When it comes to "unexpected egg events", a frittata sounds a bit of a letdown compared to, for example, a 400g porterhouse, chargrilled to perfection, still pink in the middle and drowning in pepper sauce. The following is a much more robust alternative to the ubiquitous - and somewhat pretentious - frittata, if steak is off and eggs are on.

Egg and bacon pie.

Grease a glass or enamel pie dish and line it with a sheet of shortcrust pastry. Crack in about four eggs, depending on dish size. Scatter some chopped parsley and white pepper over the eggs.

Meanwhile, lightly fry six rashers of bacon in a pan, then lay the bacon over the eggs. Add another two or three eggs, then top the pie-dish with a disc of puff pastry, trim and seal the edge. Slash the top once and decorate with the pastry trimmings. Brush with egg white or milk. Bake at 180C for about 35 minutes at which point it will be golden brown.

Serve hot with mashed potato and peas. Add a fancy relish if you must but this pie, already tasty enough, shoots into the flavour stratosphere when served with old-fashioned tomato sauce.

27.4.16

Sack the knife.

I was chopping some carrots using a vegetable knife with a short non-serrated blade. The carrots were quite hard. I slid the knife across and into the third carrot. The blade of the knife snapped suddenly at the point where it is imbedded in the handle. It rebounded against the force of my hand, flicked up and around like a soccer player doing a scissor kick, and stabbed me in the forefinger before flopping onto the table.

I threw the handle and the blade into the bin, after examining the break. The imbedded section was far too thin. It was the last cheap knife I will buy. Lesson: sack your cheap cutting knives before they crack up under the pressure and do you an injury.

*

I had been about to make a recipe I always drag out in autumn, an old favourite I learned from my mother before she gave up on all the old standbys.

Oxtail stew with garlic mash.

Using a quality knife, meaning a knife made just about anywhere except China, chop six celery stalks, two onions and two carrots. Score two cloves of garlic. Chop a small bunch of parsley to make at least half a densely-packed cupful. Chop four slices of prosciutto into tiny squares.

Place a kilogram of oxtail segments into a supermarket plastic bag with half a cup of flour and a teaspoon each of salt and ground white pepper. Close bag and shake to thoroughly coat oxtail in seasoned flour.

Heat some oil in a heavy pan and brown oxtail lightly. Then turn down heat and add chopped vegetables, parsley and prosciutto. Stir for five minutes or so.

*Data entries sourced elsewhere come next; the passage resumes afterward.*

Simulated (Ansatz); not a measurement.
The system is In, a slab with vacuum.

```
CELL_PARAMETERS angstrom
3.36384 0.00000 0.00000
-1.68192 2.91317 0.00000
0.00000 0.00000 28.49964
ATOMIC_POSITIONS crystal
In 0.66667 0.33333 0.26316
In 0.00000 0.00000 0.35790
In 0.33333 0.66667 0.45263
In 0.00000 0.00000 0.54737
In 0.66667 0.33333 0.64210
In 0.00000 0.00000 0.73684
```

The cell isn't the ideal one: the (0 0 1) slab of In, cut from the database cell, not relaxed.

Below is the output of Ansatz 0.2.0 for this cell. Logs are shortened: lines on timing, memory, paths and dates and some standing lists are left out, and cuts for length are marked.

Now add a tablespoonful of tomato paste, a 690g jar of tomato puree (or a couple of cans), a cup of red wine, a bay leaf, a sprig of rosemary and a mint leaf if you have any of the latter handy. Cover with water and bring to boil.

Simmer two hours on as low a heat as your stovetop will allow. Alternatively place the lot in a casserole and bake in a very slow oven.

Serve on mashed potato laced with garlic and parmesan cheese and showered with more parsley. Or polenta treated the same way.